Everyone has a password for something; from bank accounts to websites almost everything in all walks of life has one. It's one of the most important things for you to both remember and to choose. In this article we take a look at what makes a password considering "strong" and contains tips on how to improve your choices of passwords.
Before you can easily identify what a "good" password is we should look at what a "bad" password is and why they are not good for security. An example of a bad password might be "book" which has several reasons for being considered bad:
- It is a word that can be found in the dictionary,
- It is a very short password,
- It contains only letters,
- More than one character is the same.
Two types of attack would "guess" that password in a relatively short space of time. The first of these is a dictionary attack - going through every word in the dictionary is something that is do-able, and whether it appears near the start of the dictionary or at the end it doesn't matter as it will eventually figure it out (it's just a matter of how long it takes). The other way it could be obtained is through brute force. Brute force is where every character combination is tried, so if we assume it's only trying characters but tried passwords of every length from 2 characters onwards we can easily calculate the most attempts that would be needed to crack the password. For each character there are 26 combinations, and for 2 letters we would multiply it so it'd be 26 * 26 attempts. So for a 4 letter password we would have 676 + 17576 + 456976, which calculates as being 475228 attempts. It might sound a lot, but if a piece of software was guessing the password then it wouldn't take long at all.

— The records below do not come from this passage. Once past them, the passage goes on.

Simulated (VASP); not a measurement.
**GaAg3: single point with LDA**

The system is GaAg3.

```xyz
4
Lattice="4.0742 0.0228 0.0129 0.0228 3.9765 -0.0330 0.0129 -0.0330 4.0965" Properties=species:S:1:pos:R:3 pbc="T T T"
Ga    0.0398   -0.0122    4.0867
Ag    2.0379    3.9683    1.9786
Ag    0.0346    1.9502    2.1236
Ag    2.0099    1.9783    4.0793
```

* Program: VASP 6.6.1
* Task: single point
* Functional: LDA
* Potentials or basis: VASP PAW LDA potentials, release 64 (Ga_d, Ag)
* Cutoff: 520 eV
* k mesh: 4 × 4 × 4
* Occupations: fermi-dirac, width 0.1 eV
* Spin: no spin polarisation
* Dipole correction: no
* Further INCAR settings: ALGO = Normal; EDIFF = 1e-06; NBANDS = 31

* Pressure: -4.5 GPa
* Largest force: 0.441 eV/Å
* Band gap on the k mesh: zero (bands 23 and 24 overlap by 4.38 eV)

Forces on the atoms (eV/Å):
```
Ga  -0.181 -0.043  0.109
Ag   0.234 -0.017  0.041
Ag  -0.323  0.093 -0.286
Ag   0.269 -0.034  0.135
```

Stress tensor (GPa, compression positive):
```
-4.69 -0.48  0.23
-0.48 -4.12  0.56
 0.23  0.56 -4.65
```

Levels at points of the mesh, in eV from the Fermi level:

Increasing the complexity and length of the password makes a huge difference in how secure your password is. Using capital letters isn't a huge benefit on it's own as it'll still be vulnerable to dictionary attacks, but would increase the attempts on a 2-letter password to 2704. By then adding numbers into the fold we then have a possible of 62 characters for each character of the password and so a 2 letter password would suddenly take 3844 attempts instead of 676. Adding numbers also decreases the likelihood of a dictionary attack from working, but with passwords such as 3book90 there is still a possibility that a dictionary attack would work due to the English language word being in there, but surrounded by integers.
The trick is to use a word that is not in the dictionary and to mix in integers and possibly even symbols into what you use for a password. Using a brute force algorithm on passwords with symbols only appearing on the keyboard would increase to around 96 different characters depending on your keyboard layout. With 96 different characters to choose from a brute force attack would require a maximum of 9216 attacks to correctly guess your password. When we start to increase the length of your password this increases dramatically. Consider the following table:
| Password Length | Lower case |
Any Letters | Alphanumeric | Any char |
|---|---|---|---|---|
| 2 |
676 | 2,704 | 3,844 | 9,216 |
| 3 |
17,576 | 140,608 | 238,328 | 884,736 |
| 4 |
456,976 |
7,311,616 | 14,776,336 | 84,934,656 |
| 5 |
11,881,376 | 380,204,032 |
916,132,832 | 8,153,726,976 |
| 6 |
308,915,776 | 19,770,609,664 | 56,800,235,584 | 782,757,789,696 |
| 7 |
8,031,810,176 | 1,028,071,702,528 | 3,521,614,606,208 | 75,144,747,810,816 |
| 8 |
208,827,064,576 | 53,459,728,531,456 | 218,340,105,584,896 |
7,213,895,789,838,336 |
This can represented mathematically as x^y where x is the number of characters available, and y is the length of the password. As y is used to increase the power x it signifies that the length of the password holds greater importance than the number of different types of character that could be used in an algorithm. As proof let us consider the following example. We have our "base" measure of 26 * 26 to signify 2 characters each with the possibility of 26 characters (lower case only). If we increase the number of characters in the password by one we get 26 * 26 * 26, but if increase the number of available characters by one instead we have 27 * 27. From the table above we know a 3 character password in lower-case is 17,576 attempts, and 27 * 27 comes to 729 and hence proves the fact that password length matters more.
Saying that an 8 character password in lower-case will take 208,827,064,576 attempts though is not strictly true - if the 8 characters formed a word from the dictionary or a word in common usage then it is likely that the word could be calculated in a significantly fewer number of attempts. For example the English language contains approximately 1,000,000 words including scientific words - on top of this we can also include names and words from popular culture and it will still be an awful lot less than the attempts it would take to brute force that password. Hence the reason why it is equally important to also include a range of other characters such as numbers and symbols in your password.
Based upon this reasoning a password such as 90ge0$tationarY100 would be a very strong password. Such passwords don't have to be hard to remember either - if you use memorable numbers either side and then think of one or more words with some letters replaced by numbers and/or symbols you will have a memorable password that is also secure due to a high number of possible characters, it being long, and not being in a dictionary. Using this example which is 18 characters in length would mean a stunning 4.76 x 10^35 (using standard notation) attempts.
If the system was to block the user after 5 failed attempts for a period of 2 hours then the likelihood of such a password being guessed is impractical. Under such a system it would only manage 60 combinations per day, 420 per week, and 21840 per year. For this password it would then take approximately 2.2 trillion trillion years at most to be cracked. Such a thing is just not feasible - it is more likely they would find a security hole in the system and gain access that way.